IT’S often seen as a desperate struggle by a handful of hardy Anzacs against the might of the Ottoman Empire, ordered by bumbling British brass who sat well clear of the action.
Now an exhibition at Portsmouth’s National Museum of the Royal Navy is seeking to challenge public perception of the Gallipoli campaign.
The fighting that took place on the Turkish peninsula in the First World War is the subject of Gallipoli: Myth and Memory, which has opened to mark the centenary of the conflict.
Museum strategic development executive Nick Hewitt said: ‘The exhibition is designed to put the Royal Navy back at the heart of the Gallipoli story. The importance of the navy’s contribution from Royal Marines, the submarine service, the Royal Naval Air Service and the surface fleet is too often overlooked by history.

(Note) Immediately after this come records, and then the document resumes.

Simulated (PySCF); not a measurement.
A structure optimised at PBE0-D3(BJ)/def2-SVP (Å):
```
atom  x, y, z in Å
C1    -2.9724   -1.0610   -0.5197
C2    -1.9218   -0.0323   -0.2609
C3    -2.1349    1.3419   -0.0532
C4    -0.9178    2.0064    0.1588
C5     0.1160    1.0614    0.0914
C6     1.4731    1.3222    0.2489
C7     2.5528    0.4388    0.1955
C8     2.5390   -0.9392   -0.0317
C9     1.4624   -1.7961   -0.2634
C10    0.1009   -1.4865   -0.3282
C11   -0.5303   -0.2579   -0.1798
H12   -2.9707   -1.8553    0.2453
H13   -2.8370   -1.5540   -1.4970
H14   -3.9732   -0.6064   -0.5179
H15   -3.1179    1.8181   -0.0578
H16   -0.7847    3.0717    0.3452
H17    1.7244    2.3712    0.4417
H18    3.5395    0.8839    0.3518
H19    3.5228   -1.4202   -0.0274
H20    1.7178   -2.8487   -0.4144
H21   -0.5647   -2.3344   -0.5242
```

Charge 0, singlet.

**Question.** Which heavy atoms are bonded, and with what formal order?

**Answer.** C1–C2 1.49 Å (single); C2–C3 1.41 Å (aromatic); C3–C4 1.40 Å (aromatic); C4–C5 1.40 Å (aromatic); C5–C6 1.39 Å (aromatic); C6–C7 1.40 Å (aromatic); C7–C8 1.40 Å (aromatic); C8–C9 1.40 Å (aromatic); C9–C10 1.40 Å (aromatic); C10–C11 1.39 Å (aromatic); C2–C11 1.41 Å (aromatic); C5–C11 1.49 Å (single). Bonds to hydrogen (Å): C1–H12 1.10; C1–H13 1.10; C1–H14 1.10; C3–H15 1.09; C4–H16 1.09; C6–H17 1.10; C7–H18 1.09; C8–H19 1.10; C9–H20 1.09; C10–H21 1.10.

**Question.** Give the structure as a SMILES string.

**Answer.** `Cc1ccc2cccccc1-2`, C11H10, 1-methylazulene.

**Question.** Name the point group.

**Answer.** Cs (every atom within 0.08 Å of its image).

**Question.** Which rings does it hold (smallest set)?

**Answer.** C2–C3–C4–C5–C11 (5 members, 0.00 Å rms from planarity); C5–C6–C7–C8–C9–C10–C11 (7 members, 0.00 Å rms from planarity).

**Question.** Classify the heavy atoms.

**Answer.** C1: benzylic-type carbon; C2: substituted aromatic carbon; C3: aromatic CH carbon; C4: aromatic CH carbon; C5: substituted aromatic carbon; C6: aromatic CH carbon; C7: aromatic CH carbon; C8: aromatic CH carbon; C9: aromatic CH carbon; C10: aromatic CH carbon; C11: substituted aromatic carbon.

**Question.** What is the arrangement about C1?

‘We also try to explain why on earth Britain is at war with Turkey in the first place, which might seem illogical for a modern audience.’
Mr Hewitt said despite the myths surrounding the campaign, Gallipoli was an operation planned, and executed by British, French and Anzac commanders working in coalition. As well as telling the story of the conflict, the exhibition showcases items including diaries, models, uniforms and guns.
There is a half-destroyed periscope, a collection of chits for water collection and a ship’s anchor, and every object tells a story.
Mr Hewitt said: ‘This is the first exhibition we’ve done where we have been able to draw on resources from all five of the Royal Navy museums, which is exciting.’
The exhibition will coincide with the opening of gunship M33 to the public on August 6. The vessel is the only remaining ship that took part in the Gallipoli campaign and is being refurbished in a drydock at the dockyard.
Museum spokeswoman Jacquie Shaw said the exhibition was made up of more than 80 objects. She said: ‘The first thing people think about the First World War is that it was a trench war, but as this demonstrates it was worldwide conflict with a significant role played by the Royal Navy.’ The exhibition runs until January.